April 11, 2005

Inside the Velvet Glove

The Telegraph, 11.04.2005

Swapan Dasgupta provides the reality check so needed in the midst of all the optimism preceding the visit of the Chinese premier, Wen Jiabao (“Of Actual Control”, April 8). As Dasgupta points out, bilateral relations may be at an all-time high, but it is the cadre in Beijing and not in New Delhi who set the pace. Even as we rush to sign a free-trade agreement with China, we need to consider the effect of Chinese dumping on Indian industry. China’s recent engagement of India should be seen in the context of its strengthening of ties with Pakistan, Nepal and Bangladesh. There is a real possibility that China wants to tie down India between a range of banana republics and rogue states, while it reaches for global glory. Panchsheel gave us 1962, Atal Bihari Vajpayee’s 2003 China visit cost us Tibet. Will Jiabao lose us our economic sovereignty, Aksai Chin and Arunachal Pradesh in 2005?


- 2 comments by 1 or more people Not publicly viewable

  1. Nitin

    While I agree with much of the 'beware of China' thesis, it is equally important not to be alarmist.

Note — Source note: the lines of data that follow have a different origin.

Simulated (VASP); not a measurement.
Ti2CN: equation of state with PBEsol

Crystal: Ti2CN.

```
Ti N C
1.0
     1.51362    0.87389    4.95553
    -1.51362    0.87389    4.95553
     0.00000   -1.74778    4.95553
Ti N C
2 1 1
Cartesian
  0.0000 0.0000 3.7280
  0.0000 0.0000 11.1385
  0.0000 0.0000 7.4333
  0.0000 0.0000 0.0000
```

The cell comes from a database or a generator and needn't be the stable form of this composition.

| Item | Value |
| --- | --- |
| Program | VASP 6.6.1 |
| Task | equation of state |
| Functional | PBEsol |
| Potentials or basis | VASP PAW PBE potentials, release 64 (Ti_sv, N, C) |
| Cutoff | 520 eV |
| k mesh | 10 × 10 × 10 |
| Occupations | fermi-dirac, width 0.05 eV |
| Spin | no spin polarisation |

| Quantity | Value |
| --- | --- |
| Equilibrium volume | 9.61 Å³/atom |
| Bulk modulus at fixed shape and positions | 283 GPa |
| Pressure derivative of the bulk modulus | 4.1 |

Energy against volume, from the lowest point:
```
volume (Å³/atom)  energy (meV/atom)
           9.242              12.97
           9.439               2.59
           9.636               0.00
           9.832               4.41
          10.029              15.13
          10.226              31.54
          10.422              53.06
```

    Greater trade relations between India and China work to mutual advantage. Of course, China being the stronger partner, there are justified fears of being out-competed by China. The way to address those fears is for India to make itself more competitive —- through liberalisation, government investment in infrastructure, and by courting foreign investors. Indeed, I fear that India's loony Left pose a much greater threat than their not so loony counterparts in Beijing.

    On the geostrategic chessboard, India would do well to make appropriate counter-moves in response to (or even pre-empting) China. That means greater engagement of maritime South East Asia; greater investment in blue-water navy and submarine capabilities.

    As for territorial concessions; apart from die-hard analysts and strategic commetators (like us?) few people care. A settlement of sorts is desirable, but this need not mean appeasement. Given the 'vested interests in prosperity', these will be less an emotive issue, and more a bureaucratic exercise in redrawing borders. Settlement will only mean that status quo will be regularised.

    12 Apr 2005, 16:38

  2. I disagree with the statement that 'few people care'. As soon as we make a territorial compromise, it would be hailed as a victory for the Middle Kingdom in Xinhua, and a national disaster in the Indian press. The importnat thing here is shelve the border dispute to the joint working group, and focus mainly on trade. Note that neither India or China have buckled even a little on the border issue, and an editorial in Xinhua recently pointed out all territories China considers as part of the People's Republic, and it included Arunachal Pradesh aka Zhangnan. India should be careful and not lose its position in Aksai Chin and north Kashmir. As far as Arunachal is concerned, I agree with Wen Jiabao that it should be solved keeping 'ground realities in mind'. For all practical purposes, Arunachal is a state of the Indian Union. Period.